Even though she has been living in the shadows for years, she is an excellent student at a very prestigious university in the United States, one who is doing very well in all of her classes. In fact, she has a 4.0 average.
However, the first few weeks of 2018 have been difficult, and this young woman recently told her mother that she was seriously thinking of returning to live in Mexico with her grandmother, since her future in the United States is so uncertain.
If she goes, she will divide her family, since two of her brothers were born here and are American citizens. This woman is a “Dreamer” with DACA status.
So, we begin a new year with the same doubts and fears over immigration. Our leaders now face an important deadline to preserve DACA, the Deferred Action for Childhood Arrivals program. There will be a terrible humanitarian crisis if DACA ends because this program protects about 800,000 young people. These persons were brought to the United States as children by undocumented parents or family members.

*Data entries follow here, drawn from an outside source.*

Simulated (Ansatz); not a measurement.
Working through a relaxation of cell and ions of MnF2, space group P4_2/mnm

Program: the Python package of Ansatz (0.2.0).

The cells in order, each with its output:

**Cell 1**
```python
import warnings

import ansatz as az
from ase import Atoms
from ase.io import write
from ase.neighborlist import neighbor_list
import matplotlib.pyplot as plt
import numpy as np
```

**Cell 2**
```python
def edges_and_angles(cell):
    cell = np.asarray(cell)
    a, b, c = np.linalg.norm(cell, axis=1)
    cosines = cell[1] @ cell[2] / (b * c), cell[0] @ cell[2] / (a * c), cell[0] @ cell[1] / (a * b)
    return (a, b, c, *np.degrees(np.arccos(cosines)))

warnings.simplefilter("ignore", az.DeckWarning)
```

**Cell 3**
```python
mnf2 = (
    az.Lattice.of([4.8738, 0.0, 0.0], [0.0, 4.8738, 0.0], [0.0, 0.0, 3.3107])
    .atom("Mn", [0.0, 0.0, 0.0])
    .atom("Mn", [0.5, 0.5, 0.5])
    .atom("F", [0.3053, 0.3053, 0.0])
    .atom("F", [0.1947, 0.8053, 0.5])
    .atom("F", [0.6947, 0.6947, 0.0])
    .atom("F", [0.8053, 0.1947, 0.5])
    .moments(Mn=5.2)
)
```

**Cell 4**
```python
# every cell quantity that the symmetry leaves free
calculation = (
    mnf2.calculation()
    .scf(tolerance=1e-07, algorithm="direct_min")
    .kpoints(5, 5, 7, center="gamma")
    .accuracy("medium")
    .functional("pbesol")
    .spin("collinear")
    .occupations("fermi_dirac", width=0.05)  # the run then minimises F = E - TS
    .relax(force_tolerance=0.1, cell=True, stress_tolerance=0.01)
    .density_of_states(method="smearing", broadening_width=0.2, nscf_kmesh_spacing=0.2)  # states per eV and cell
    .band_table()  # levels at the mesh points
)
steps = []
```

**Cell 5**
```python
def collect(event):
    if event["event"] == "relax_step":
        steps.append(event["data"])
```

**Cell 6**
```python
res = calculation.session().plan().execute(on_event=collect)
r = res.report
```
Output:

They are not legal, but through no fault of their own. These “Dreamers” have lived in this country for almost their entire lives. This highly organized group of young people argues that after being raised and educated in the United States, they are Americans who only lack legal recognition. Their dominant language is English, and their customs and experiences are very American.
President Obama created the DACA program by executive order in 2012. DACA affords these young people a renewable two-year period of deferred action from deportation and a work permit. In September 2017, President Trump announced that he would end DACA in March 2018, but called on Congress to come up with a solution to keep the program in place.
Advocates in this nation have urged the passage of the Development, Relief and Education for Alien Minors (DREAM) Act to provide a pathway to citizenship for the DACA youth. In early January, President Trump and a bipartisan group of lawmakers met to discuss a measure that would keep DACA intact but would also include Trump’s demands for a border wall and other security measures.
That same day, Jan. 9, a U.S. District Court judge in San Francisco blocked Trump’s decision to end DACA, saying that the government must now start to accept renewal applications again from persons already in the program. This ruling will certainly be appealed.
The United States government cannot agree on the status of the “Dreamers” or on any immigration issue. At midnight on Jan. 20, the United States government was shut down since there was no agreement by the House, Senate and President on the passage of a budget bill that was tied to the future of DACA.
The “Dreamers” show us how broken our immigration system is. They are among the most motivated and successful of all groups in our society — 97 percent of them are in school, working or both. Businesses report that DACA recipients are vital to our economic future. Eight hundred executives from all sectors of the economy have agreed that DACA youths contribute more than $460 billion to our economy and pay $24 billion in taxes.
We should be encouraging these “Dreamers,” not creating obstacles for their future. These are good young people who wish to share their God-given talents with the nation, keep their families together and make their own contribution to the American dream. Almost 85 percent of all Americans agree that we should allow them to stay in the United States.
Of course, we need to secure our borders and to protect ourselves from those who wish us harm. However, border security, the wall and other immigration reforms should be handled separately from DACA. Congress should take its time to debate the issues properly and to create an immigration system that reflects the needs and realities of a 21st- century economy.
However, we should approach the issue of DACA from a moral, religious and compassionate perspective, since the total reform of our broken immigration system should not be tied to DACA and the “Dreamers.”
Father Gus Puleo is pastor of St. Patrick Parish in Norristown.